Beer v. Squires

129 A. 382 | Conn. | 1925

The plaintiffs have well summarized the situation presented by this reservation in two statements, as follows: *509

1. Whether Annette's marriage was such a marriage in time or circumstance as the testator meant to refer to in subdivision (4) of the seventh clause of the will, and if so, whether the duty of the trustees is to turn over the corpus of the trust property to Annette, or whether Annette only has a life interest, involving a continuation of the trust.

2. Whether the expenses and counsel fees of these proceedings should have been thrown on the entire estate of the testator, or whether the one-fourth share of the residuum in which Annette is interested ought to bear them.

That the controversy between Annette and the trustees should be determined by the intent of the testator, if such intent can be found in the will, is unquestioned. It is apparent that when a testator makes a will in the belief that a certain state of facts exists which he provides for, and when it later appears that the state of facts he then believed to exist did not exist, and his death occurs before he learns of the actual situation, it is inevitable that his will ordinarily does not provide specifically for the unknown state of facts. If he makes provision for a certain contingency, as for the marriage of a daughter whom he believes is unmarried, and it appears after his death that the daughter was in fact already married when he made the will, this fact could not reasonably be deemed to necessarily nullify the provision in the will which was to become operative on her marriage.

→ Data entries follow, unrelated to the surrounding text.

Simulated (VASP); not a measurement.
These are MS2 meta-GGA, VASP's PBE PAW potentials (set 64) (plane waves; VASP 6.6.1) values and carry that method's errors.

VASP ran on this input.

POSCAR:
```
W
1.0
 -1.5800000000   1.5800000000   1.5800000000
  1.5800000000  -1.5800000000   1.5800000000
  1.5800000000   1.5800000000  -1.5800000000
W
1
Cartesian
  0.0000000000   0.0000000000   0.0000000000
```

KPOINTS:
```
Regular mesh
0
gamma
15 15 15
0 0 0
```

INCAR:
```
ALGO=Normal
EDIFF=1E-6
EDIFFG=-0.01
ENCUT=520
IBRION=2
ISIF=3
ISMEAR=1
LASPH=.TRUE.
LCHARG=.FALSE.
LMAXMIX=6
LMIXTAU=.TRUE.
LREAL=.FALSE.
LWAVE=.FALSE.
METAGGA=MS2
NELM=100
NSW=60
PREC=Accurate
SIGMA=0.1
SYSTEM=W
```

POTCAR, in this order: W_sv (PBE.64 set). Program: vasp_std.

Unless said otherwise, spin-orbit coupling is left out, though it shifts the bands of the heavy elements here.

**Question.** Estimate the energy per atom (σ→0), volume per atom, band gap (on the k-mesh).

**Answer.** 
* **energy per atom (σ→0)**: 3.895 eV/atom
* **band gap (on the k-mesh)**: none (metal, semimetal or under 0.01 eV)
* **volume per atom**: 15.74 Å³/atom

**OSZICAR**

In such a case the will is to be examined to discover, if possible, whether such a prior marriage is a marriage which falls within the intent of the testator when he made the provision.

We are therefore to seek to discover in this case whether the marriage of Annette in 1899, which was unknown to her father when he made his will in 1916, *510 and when he died in 1919, could reasonably be deemed to be such a marriage as he provides in his will shall determine Annette's right to have the corpus of the trust in her favor turned over to her. What does the marriage of Annette signify as used in the will? It does not signify a marriage to any particular person, or any particular kind of a person, or a marriage adapted to any particular result, beyond the possible protection and advice incident to having a husband. That is, it is not a marriage insuring either issue, or independent support, or any type of husband. Marriage implies merely the existence of the state of being married. The will says: "In the event of the marriage of my said daughter Annette . . . then I direct that said trustees shall pay over and deliver to her the whole amount of said trust fund as soon after her marriage as may be convenient and reasonable, and upon such payment said trusts shall forever cease and determine."

The testator's intent is clear, not to make restrictions as to her marriage. His intent seems to be clear also to make all daughters, if married, stand upon an equality in sharing his estate. The provisions of clause seven disclose this.

It seems highly unreasonable to hold that the testator's intent must be confined to a subsequent marriage, in view of his total lack of restrictions as to the kind of a husband that he meant her to marry. Deeming that by the words "event of marriage" the testator meant merely the existence of a state of marriage, his intent to that effect would include the effects of a prior as well as a subsequent marriage.

We think the terms of the will disclose an intent that when Annette is found to be a person in the state of marriage, she is entitled to the corpus of the trust fund provided in the seventh clause of the will. *511

Questions one, four and six should be answered "Yes."

Question two should be answered "Yes, the whole net amount."

Questions three and five should be answered "No."

As to question seven, the expenses should be borne by the entire estate.

In this opinion the other judges concurred.